He was born in Palermo (then part of the Kingdom of the Two Sicilies) into an aristocratic Sicilian family. However, his family was of a more cultured, liberal disposition than many of their contemporaries.

In 1859, he joined the revolutionary committee which paved the way for Garibaldi's triumphs in the following year. After spending a short time at Turin as attaché to the Italian foreign office, he was elected mayor of Palermo. In 1866, he displayed considerable personal courage and energy in quelling an insurrection of separatist and reactionary tendencies. The prestige thus acquired led to his appointment as prefect of Palermo. It was while occupying that position that he put down brigandage throughout the province. In 1868, he was prefect of Naples.
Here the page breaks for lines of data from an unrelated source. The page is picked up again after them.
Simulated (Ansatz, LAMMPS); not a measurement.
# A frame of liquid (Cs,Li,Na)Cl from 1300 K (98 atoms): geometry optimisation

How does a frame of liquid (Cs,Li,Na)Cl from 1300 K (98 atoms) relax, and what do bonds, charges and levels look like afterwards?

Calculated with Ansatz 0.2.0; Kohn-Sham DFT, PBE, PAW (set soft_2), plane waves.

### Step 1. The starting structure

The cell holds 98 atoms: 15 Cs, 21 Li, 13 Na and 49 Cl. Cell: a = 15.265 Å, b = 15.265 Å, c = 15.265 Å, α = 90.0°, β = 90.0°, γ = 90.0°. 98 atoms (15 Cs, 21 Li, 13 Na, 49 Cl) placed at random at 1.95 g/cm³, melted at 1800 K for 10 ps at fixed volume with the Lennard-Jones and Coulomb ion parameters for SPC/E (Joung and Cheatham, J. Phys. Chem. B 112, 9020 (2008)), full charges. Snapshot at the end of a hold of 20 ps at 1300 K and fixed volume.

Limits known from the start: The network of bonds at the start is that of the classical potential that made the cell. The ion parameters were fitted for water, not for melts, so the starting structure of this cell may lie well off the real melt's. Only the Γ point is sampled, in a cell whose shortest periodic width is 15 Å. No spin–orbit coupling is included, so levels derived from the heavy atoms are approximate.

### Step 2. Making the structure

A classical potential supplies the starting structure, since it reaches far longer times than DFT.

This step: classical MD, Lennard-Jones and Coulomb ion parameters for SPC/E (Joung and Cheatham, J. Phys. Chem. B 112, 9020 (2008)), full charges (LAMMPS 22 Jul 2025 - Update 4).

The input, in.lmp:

In October 1869 he became minister of the interior in the Menabrea cabinet. The cabinet fell a few months later, and although Starabba was an elected member of parliament for Canicattì, he held no important position until, upon the death of Marco Minghetti in 1886, he became leader of the Right. Early in 1891, he succeeded Francesco Crispi as premier and minister of foreign affairs, forming a coalition cabinet with a part of the Left under Giovanni Nicotera. His administration proved vacillating, but it initiated the economic reforms by virtue of which Italian finances were put on a sound basis and also renewed the Triple Alliance.

He was overthrown in May 1892 by a vote of the Chamber and was succeeded by Giovanni Giolitti. Upon the return of his rival, Crispi, to power in December 1893, he resumed political activity, allying himself with the Radical leader, Felice Cavallotti. The crisis consequent upon the disaster of Adowa enabled Rudinì to return to power as premier and minister of the interior in a cabinet formed by the veteran Conservative, General Ricotti. He signed a peace treaty with Abyssinia, but endangered relations with Great Britain by the unauthorized publication of confidential diplomatic correspondence in a Green book on Abyssinian affairs.

To satisfy the anti - colonial party, he ceded Kassala to Great Britain, thereby provoking much indignation in Italy. His internal policy was marked by continual yielding to Radical pressure and by persecution of Crispi. By dissolving the Chamber early in 1897 and favoring Radical candidates in the general election, he paved the way for the outbreak of May 1898: Rudinì declared the state of siege at Naples, Florence, Livorno and Milan, and the suppression of the riot resulted into a bloodshed. Indignation at the results of his policy led to his overthrow in June 1898.

During his second term of office, he thrice modified his cabinet (July 1896, December 1897, and May 1898) without strengthening his political position. In many respects Rudinì, though leader of the Right and nominally a Conservative politician, proved a dissolving element in the Italian Conservative ranks. By his alliance with the Liberals under Nicotera in 1891, and by his understanding with the Radicals under Cavallotti in 1894 - 1898; by abandoning his Conservative colleague, General Ricotti, to whom he owed the premiership in 1896; and by his vacillating action after his fall from power, he divided and demoralized a constitutional party which, with more sincerity and less reliance upon political cleverness, he might have welded into a solid parliamentary organization.

Di Rudinì was also reputed to be a thorough gentleman and grand seigneur. One of the largest and wealthiest landowners in Sicily, he managed his estates on liberal lines, and was never troubled by agrarian disturbances. The marquis, who had not been in office since 1898, died at Rome in August, 1908, leaving a son, Carlo, who married a daughter of Henry Labouchere.

Many books have been written about his life, including La settimana dell'anarchia del 1866 a Palermo by Gaspare di Mercurio.